Somewhere in the library, closely guarded, are unique treasures, among them the first edition of Franz Kafka's The Castle, the original score of Gustav Holst's The Planet Suite, a quarter of all the existing Magna Carta documents dating from 1215, the oldest known copy of Shakespeare's First Folio, which was deposited straight from the printers, and the earliest known copy of La Chanson de Roland, the 11th century French epic poem. I have been lucky enough to see all of these. Increasingly they are being put on public display.

What you see above ground is what Yeats called the most beautiful library in the world. It's made up of a number of buildings, the oldest being the Divinity School dating from 1435 and above it Duke Humphrey's Library of 1487. The Radcliffe Camera is an 18th century building, set in the most beautiful square in Oxford, bounded by the main library quadrangle on one side, All Souls College on another, Brasenose College on the third and the original cathedral church of Oxford, St Mary's to the fourth. On Broad Street is the elegant Clarendon Building designed by Nicholas Hawksmoor. The Divinity School, no longer used for teaching, has an astonishing carved stone roof, a masterpiece of medieval craftsmanship. Don't miss it.

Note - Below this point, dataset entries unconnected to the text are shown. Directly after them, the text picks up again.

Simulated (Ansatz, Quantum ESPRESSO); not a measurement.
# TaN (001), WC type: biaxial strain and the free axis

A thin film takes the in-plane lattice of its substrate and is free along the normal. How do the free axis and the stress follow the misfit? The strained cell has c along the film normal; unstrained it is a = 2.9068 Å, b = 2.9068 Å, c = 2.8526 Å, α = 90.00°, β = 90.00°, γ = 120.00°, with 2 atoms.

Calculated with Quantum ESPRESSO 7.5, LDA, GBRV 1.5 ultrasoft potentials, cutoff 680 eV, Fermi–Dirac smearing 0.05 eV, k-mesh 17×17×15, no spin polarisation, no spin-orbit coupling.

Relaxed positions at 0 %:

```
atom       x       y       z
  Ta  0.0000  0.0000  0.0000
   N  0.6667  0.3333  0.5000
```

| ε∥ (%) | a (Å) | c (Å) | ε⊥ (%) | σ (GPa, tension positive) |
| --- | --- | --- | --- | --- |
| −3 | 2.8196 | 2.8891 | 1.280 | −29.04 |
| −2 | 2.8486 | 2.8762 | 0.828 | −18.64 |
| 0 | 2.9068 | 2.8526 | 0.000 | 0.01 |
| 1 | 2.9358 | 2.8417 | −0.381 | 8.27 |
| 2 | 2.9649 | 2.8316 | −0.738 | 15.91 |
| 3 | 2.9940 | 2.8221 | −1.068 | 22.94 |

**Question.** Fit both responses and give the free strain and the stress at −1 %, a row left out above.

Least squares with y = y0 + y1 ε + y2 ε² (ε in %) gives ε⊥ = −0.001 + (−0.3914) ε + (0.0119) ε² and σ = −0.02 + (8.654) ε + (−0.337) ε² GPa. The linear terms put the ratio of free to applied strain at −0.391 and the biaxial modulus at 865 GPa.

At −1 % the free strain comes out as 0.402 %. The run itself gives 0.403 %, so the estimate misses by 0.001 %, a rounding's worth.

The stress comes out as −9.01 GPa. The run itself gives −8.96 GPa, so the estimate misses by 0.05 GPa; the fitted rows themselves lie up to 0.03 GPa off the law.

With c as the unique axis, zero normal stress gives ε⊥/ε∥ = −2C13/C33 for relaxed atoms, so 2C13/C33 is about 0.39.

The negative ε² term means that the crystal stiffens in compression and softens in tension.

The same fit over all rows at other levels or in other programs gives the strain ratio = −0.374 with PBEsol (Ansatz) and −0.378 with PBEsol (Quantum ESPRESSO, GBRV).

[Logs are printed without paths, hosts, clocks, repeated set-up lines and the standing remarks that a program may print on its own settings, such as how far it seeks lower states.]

As I walk that way, I believe I hear, like the noise from a power station, the humming of hundreds of years of study and thought, and it always fills me with joy. The overwhelming fact about Oxford is that not only are the colleges in their mottled stone astonishingly, even heart-stoppingly, beautiful, but that the place radiates a kind of excellence and tolerance which has come to stand for the essence of England. It has a reputation, thanks largely to the 1970s television production of Brideshead Revisited, of being the home of the idle upper classes. This is the myth of Oxford, long out of date, which still clings to the place. In fact it is now a great research university, with increasing numbers of graduates and is consistently voted one of the top two or three universities in the world. But it is true that the colleges are often magnificent with the occasional candlelit dinner in splendid halls with all the fellows in gowns at the top table. In a tradition that is unique to Oxford and Cambridge, students are admitted not to the university, but to a college, which will be their home and the focus of their loyalty. Most undergraduates will write - the figures show - 1.7 essays a week, for close scrutiny by a tutor, quite often one to one. There is no escaping.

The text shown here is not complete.